It's truly incredibly hard for me to cut out anybody from my life.
Whether they truly meant a lot to me, or was someone I hardly know, it doesn't matter.
Either or or anything in between it's an outrageously difficult task.
Goodbye my almost lover
Goodbye my hopeless dream
I'm trying not to think about you
Can't you just let me be?
So long my luckless romance
My back is turned on you
Should've known you'd bring me heartache
Almost lovers always do
I was cheered up temporarily.
But now I just feel low again.
Inferior.
I need to write about it.
A poem. To be liberated.
I don't deserve this bullshit.
IT WASN'T MEANT TO BE. I HAVE TO KEEP TELLING MYSELF THAT.
'Cuz it's true, it was in God's hands, right?
I'm so mentally and physically exhausted I want and need to nap.
Maybe I'll nap in like an hour or so. Then get up take a scalding hot shower to calm my frazzled and heartbroken nerves and then get myself ready if I'm going out.
I don't know. I don't know what I want to do.

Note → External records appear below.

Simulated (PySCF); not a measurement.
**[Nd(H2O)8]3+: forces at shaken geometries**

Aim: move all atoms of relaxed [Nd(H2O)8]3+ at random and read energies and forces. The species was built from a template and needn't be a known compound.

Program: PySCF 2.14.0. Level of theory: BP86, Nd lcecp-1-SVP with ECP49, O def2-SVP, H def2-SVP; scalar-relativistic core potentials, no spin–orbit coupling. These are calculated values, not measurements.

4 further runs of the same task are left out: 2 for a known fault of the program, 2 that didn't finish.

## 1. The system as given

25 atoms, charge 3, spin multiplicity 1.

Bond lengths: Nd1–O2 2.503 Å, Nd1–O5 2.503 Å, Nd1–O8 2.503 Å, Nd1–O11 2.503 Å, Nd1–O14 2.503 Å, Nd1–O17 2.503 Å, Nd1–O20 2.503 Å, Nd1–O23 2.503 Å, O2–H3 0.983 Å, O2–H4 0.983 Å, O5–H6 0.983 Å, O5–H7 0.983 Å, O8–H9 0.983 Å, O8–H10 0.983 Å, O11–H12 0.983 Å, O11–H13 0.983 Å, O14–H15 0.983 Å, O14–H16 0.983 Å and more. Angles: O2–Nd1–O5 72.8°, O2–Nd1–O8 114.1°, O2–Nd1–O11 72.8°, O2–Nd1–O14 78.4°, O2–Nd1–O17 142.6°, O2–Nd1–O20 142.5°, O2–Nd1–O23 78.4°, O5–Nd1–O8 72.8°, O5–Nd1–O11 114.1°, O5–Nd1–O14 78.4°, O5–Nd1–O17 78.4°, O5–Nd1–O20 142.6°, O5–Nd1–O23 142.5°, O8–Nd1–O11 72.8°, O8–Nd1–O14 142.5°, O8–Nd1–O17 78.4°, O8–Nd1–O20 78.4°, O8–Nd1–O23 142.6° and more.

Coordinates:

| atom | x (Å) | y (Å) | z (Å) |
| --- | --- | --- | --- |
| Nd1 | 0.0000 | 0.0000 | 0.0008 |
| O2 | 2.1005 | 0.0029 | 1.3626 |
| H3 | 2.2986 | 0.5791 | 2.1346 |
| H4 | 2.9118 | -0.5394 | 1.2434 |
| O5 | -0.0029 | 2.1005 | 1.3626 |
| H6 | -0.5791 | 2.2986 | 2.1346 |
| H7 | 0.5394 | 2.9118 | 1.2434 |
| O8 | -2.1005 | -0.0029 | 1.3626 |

What kills me about this all is that she acted like it was MY FAULT things got botched. I don't regret the drunk texts at all.
I'm not gonna stop doing the idiosyncratic things that make me me just for someone, no matter how much I like them.
What kills me is that I'm still getting over my friend. I don't really feel anything for her sexually or romantically anymore, but I mean, emotionally...yeah. I don't know, it's indescribable.
It's so much better now. But she has a man friend, and now I'm left ALONE in the cold. Again. As usual.